Poisoning, flight, house arrest
The linking of Gu Kailai with the death of the 41-year-old businessman and Bo family confidant would fit perfectly into the events surrounding the former party chief.
In early February, the police chief of Chongqing, Wang Lijun, was demoted without notice and without reason. The firing was supposedly preceded by a confrontation with Bo. Wang allegedly told his officers that poison was suspected in Heywood's death, and would not sign a report which stated the cause of death was alcohol.
After the disappearance of some of his close associates, Wang feared for his life and fled to the US Consulate in Chengdu, 300 kilometers (186 miles) from Chongqing, reportedly seeking political asylum. Police from Chongqing then surrounded the consulate, drawing international attention - to the great annoyance of the leadership in Beijing.

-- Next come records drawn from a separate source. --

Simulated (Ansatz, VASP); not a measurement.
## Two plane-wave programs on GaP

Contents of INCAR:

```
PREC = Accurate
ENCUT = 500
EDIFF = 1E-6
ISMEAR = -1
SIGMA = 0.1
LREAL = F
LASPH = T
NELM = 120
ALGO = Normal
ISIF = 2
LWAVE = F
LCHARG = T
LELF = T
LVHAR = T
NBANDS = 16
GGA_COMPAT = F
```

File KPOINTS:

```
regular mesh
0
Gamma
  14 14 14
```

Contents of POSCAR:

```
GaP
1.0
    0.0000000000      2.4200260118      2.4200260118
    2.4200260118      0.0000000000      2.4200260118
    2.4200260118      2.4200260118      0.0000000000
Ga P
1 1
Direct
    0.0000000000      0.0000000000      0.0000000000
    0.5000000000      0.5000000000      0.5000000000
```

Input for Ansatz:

A day later, Wang left the consulate - at his own request, according to reports. Officials from Beijing escorted the former police chief past the Chongqing police and to the capital. Since then, he has been accused of high treason.
Following the annual meeting of China's National People's Congress in March, in which Bo made his last public appearance defending his wife at a press conference, the party secretary was removed from his post without reason. Since that time, the former political star has been under house arrest, and discussions of a power struggle within the highest echelons of the Communist Party have come out in the open.
Background power struggle
The ambitious Bo Xilai had been aiming to rise to the center of political power in China - the nine-member Standing Committee of the Communist Party. The committee seats are due to be newly filled when the 18th national congress of the Communist Party meets in the fall, and various cliques within the party have been jockeying for power and influence in China's highest decision-making body.
Bo had been a prominent representative of the so-called New Left, a group that wants to address the country's widening gap between rich and poor and the growing corruption with more government control.
At the same time, they want to continue the revolutionary tradition. Bo had banned television advertising in Chongqing, and called for the singing of revolutionary songs from the Mao era. He launched an anti-corruption campaign, during which thousands were convicted and dozens were executed. Justice and the rule of law fell by the wayside.
In opposition are the liberal forces of Chinese Premier Wen Jiabao, who want to solve the country's problems with more reforms and want less government control and more emphasis on rule of law. Wen recently spoke out in favor of breaking the monopoly enjoyed by the country's large state banks.
China watcher Willy Lam says a classic power struggle has been playing out before the eyes of the world. But now, after a month in which the power struggle played out behind closed doors, party leaders want to present a united front.
"This is now in the interest of all factions," Lam said in an interview with DW, adding that the "behind-the-scenes horse-trading" and "intrigue" will only make sense once the new Standing Committee is firmly established.
China's state-run press has also called for unity, suggesting citizens follow the example of President Hu Jintao - an indication that unity is in rather short supply at the moment.
Even the vastness of the Internet and Chinese microblogs similar to Twitter are being brought under control. On the Tuesday evening edition of the national television CCTV's main news program, the three heads of the country's most influential online portals promised to stop the spreading of "rumors" with all the means at their disposal. Since Wednesday, searches for the names Bo Xilai and Gu Kailai on Chinese microblogs have come up empty.